Before: Donofrio, P.J., and Meter and Murray, JJ.
PER CURIAM.
Following a jury trial, defendant was convicted of two counts of second-degree murder,
MCL 750.317. He was sentenced to 31 to 60 years on one count and 31 years and three months
to 60 years on the other count. He appeals as of right. We affirm. This appeal has been decided
without oral argument pursuant to MCR 7.214(E).
Defendant’s convictions arose out of the stabbing deaths of defendant’s girlfriend,
Kimberly Martin, and her daughter, Ericka Martin. On or around December 11, 2007, defendant
told his friend, Ira Richards, that he wanted to “beat up” Kimberly because she had “cheated” on
him with another man. A few days later, defendant told Richards that he wanted to sell his
computer, purchase a gun, and shoot Kimberly. Defendant acknowledged in a statement to the
police following the incident that he went to Kimberly’s house on December 14, 2007, to pick up
his son. He admitted stabbing Kimberly with a knife after she told him that she never loved him
and was romantically involved with someone else. He also admitted stabbing Ericka when he
heard her coming up the stairs to help Kimberly. Defendant confessed to his mother
immediately after the incident that he “lost it” and stabbed both Kimberly and Ericka.

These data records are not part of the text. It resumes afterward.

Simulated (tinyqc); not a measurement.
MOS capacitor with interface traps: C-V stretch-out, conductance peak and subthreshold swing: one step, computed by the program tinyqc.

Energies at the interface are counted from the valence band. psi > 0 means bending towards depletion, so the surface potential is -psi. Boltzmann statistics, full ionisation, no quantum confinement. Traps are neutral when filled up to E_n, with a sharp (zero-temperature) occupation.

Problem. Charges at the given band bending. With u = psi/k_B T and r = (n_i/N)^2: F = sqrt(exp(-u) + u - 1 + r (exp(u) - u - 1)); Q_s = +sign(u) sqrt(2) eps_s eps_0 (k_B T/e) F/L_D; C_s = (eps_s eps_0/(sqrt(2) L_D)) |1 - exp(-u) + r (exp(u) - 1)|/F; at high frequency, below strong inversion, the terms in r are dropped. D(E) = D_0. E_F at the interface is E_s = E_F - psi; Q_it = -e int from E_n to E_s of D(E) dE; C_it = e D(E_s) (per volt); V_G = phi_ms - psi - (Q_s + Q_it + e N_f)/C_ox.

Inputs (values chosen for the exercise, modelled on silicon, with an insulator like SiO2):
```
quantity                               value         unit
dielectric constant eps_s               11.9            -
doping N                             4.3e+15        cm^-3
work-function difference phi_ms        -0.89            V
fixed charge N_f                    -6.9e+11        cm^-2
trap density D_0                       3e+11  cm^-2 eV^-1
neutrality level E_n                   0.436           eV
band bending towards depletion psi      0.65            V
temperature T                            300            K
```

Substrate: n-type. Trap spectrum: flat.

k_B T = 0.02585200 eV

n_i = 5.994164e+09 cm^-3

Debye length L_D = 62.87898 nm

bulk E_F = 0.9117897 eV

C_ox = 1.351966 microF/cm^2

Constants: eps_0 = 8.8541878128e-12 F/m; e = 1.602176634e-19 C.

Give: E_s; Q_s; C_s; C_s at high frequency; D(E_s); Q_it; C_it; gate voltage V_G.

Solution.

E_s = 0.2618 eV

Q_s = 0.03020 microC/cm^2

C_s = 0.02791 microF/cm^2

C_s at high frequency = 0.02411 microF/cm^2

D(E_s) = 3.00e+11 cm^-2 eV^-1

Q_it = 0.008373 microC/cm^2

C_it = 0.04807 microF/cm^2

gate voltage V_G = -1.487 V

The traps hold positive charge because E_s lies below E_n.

Defendant first argues that the trial court denied him his rights to due process, to present
a complete defense, and to a fair trial by denying his request for a voluntary manslaughter jury
instruction with respect to Ericka. We disagree. In general, we review claims of instructional
error de novo, but we review for an abuse of discretion a trial court’s determination regarding
whether an instruction is applicable to the facts of a case. People v Gillis, 474 Mich 105, 113;
712 NW2d 419 (2006); People v Fennell, 260 Mich App 261, 264; 677 NW2d 66 (2004). A trial
court abuses its discretion when its decision falls outside the range of reasonable and principled
outcomes. People v Carnicom, 272 Mich App 614, 617; 727 NW2d 399 (2006).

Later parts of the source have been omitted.